Chicago's Awful Parking Meters Make Big Bucks For Private Investors Again
By aaroncynic in News on May 24, 2016 8:13PM
"Curse you, parking meter!" (Photo Credit: Rolour Garcia)
The city’s much maligned parking meter deal is once again coming back to haunt Chicagoans—just like it has every year—as private investors once again raked in big bucks while we get nothing.
The Sun-Times reports parking meters brought in $121.7 million last year and city-run garages took in $34.7 million. But thanks to Mayor Richard M. Daley's 2008 deal to lease the meters and garages to a private company formed by big banks (some of which have been long-term investors in current Mayor Rahm Emanuel’s political career) Chicago will see none of that cash.

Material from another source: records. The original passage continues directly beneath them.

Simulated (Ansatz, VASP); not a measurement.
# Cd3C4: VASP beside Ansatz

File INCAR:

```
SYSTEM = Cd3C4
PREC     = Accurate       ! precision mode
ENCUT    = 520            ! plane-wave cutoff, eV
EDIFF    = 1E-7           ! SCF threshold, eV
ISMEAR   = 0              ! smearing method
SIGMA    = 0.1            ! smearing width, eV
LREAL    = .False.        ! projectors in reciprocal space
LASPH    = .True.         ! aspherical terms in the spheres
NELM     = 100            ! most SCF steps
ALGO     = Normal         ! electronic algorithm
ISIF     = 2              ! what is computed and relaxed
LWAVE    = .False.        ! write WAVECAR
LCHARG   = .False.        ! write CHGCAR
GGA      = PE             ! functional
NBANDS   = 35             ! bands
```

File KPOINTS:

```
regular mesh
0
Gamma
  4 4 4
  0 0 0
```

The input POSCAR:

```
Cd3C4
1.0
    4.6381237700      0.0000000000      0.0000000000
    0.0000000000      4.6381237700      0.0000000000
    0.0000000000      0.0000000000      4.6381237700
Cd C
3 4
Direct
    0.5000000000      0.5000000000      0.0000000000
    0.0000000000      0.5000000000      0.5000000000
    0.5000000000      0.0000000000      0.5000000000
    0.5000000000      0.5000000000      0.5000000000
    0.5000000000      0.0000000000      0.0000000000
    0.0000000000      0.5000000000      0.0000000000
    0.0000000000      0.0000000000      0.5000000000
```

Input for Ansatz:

In 2008, Daley signed over the next 75 years of meter money to Chicago Parking Meters, a consortium led by banking behemoth Morgan Stanley, in a move that only five members of the City Council opposed at the time. Since then, rates have skyrocketed (downtown areas more than doubled in cost to $6.50 an hour by 2013) and the company has netted $778.6 million in revenue. By 2020, the company will have made back its initial $1.15 billion investment and will continue to profit for 60 years.
Emanuel made some minor changes to the arrangement in 2013 by lessening the penalties paid to CPM when meters are blocked off by the city, but the tab for out of service meters paid by taxpayers was still $8.6 million last year.
Meanwhile, the four parking garages the city sold to another Morgan Stanley-led group in a separate deal have taken in $292.6 million in the past nine years.